One of Cheshire’s oldest farms, famed for its award-winning apple juice, is to close after more than three quarters of a century.
Colin and Monica Haworth, owners of Eddisbury Fruit Farm in Kelsall, which has been making Cheshire Apple Juice and Cheshire Cider for the past 18 years, will retire at the end of March, meaning the business will cease trading entirely.
Speaking to the Chronicle , Monica said: “It’s been hard work but we’re ready to relax now.”
The news will disappoint many businesses in the Chester area, who have been buying juice from the Haworths since they started selling it in 1996.
The farm was originally started by Colin’s father Leslie in 1936, after he converted it from an old dairy.
For years he grew fruits there, even picking blackcurrants for Robinsons to use in their fruit cordial, and during the Second World War, accommodated Land Army Girls before Colin began to take an interest in it in the late 1960s.
In 1971 after his father’s death, Colin started the popular ‘Pick Your Own’ facility at the farm, and began supplying his fruit to wholesale markets in Liverpool and Manchester.
He married Monica in 1990 and the family started trading as Cheshire Apple Juice after her son Michael Dykes spent time learning the juicing expertise while studying at Pershore College, Warwickshire.
After 18 years and huge success catering to local businesses including the Chester Grosvenor, Hickory’s Smokehouse and many local farm shops, the Haworths have built up a loyal customer-base of nearly 70 clients.

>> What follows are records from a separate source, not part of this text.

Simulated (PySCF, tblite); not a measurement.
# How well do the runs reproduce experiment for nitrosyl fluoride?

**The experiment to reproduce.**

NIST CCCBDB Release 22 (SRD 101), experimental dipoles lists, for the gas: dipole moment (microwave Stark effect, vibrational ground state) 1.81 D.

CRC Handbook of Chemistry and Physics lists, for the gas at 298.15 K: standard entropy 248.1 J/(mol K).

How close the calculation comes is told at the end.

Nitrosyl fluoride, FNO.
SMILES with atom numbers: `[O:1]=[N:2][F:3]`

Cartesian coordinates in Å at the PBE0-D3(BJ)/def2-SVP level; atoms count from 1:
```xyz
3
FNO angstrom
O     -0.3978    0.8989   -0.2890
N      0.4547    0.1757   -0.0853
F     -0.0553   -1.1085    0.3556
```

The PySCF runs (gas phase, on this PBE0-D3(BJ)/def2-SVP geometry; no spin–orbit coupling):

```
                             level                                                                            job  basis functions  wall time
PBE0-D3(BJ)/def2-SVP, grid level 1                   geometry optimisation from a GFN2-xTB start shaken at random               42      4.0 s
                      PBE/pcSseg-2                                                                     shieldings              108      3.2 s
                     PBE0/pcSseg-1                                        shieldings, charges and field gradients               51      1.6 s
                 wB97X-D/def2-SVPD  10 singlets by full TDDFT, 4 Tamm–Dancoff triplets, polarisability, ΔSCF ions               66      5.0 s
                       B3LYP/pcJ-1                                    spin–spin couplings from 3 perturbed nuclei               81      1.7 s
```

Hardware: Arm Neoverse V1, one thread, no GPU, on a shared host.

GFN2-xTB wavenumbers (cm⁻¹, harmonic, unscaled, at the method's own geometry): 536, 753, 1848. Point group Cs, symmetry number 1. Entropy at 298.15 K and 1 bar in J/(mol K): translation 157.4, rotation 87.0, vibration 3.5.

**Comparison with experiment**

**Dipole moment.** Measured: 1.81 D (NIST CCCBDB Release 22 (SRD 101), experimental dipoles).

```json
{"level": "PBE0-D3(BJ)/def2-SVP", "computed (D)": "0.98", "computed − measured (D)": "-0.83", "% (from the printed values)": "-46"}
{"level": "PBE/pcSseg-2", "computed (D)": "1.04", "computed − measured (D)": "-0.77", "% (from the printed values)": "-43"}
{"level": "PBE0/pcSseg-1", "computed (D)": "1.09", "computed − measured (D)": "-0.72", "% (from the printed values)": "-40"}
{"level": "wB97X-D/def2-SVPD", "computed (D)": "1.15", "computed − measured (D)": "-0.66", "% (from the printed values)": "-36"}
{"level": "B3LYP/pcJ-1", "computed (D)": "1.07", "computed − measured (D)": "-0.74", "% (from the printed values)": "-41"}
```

Eddisbury’s apple juice is so popular they can sell about 6,000-80,000 bottles a year to clients based all over the county.
The farm, which at one stage grew 26 different varieties of apple, have won dozens of ‘best beverage’ awards and was made Cheshire Life Magazine ‘s ‘Food Hero of the Year’ in 2009.
Monica, 66, who first met Colin, 68, after answering an advert in the Chester Chronicle ‘s ‘Find a Friend’ page, said they were sad to stop trading but were looking forward to relaxing.
“We’ve had some great times over the years and have some fond memories of the camaraderie among all the workers,” she said.
“There’s always been such a family feel on site and we’ve always been very much hands on in our approach to work.
“Every bottle we sold had some love in it,” she said.
“We had hoped to sell the business on but the economic climate is shaky at the moment and we have not had any potential buyers coming forward as yet.
“We also thought my son Michael might take over the family business but he has forged a career in satellite technology working in Asia, so we will leave in March with lots of very happy memories, not only of all the traders we have met along the way but most of all, the staff who have toiled in rain or shine to pick the fruit in order for them to sell on to our valued and loyal customers.”
The couple plan to stay living on the farm in Blackcurrant Cottage, and focus more on their love of folk music during their retirement.
“If we were in normal everyday jobs we’d have retired at 60 but the business we’re in is different,” added Monica.
“The demand is still there definitely, and we have loyal customers but it comes to a point where if there is no next generation, we have to draw a line.
“We’ve come to the end, we want to relax. It’s been hard and we’ve had to be very dedicated.
“Right now, I am spending my days labelling juice while Colin goes out delivering. Some businesses have been so devastated that we’re closing that they’ve ordered huge cases of juice – one wants 84 cases!”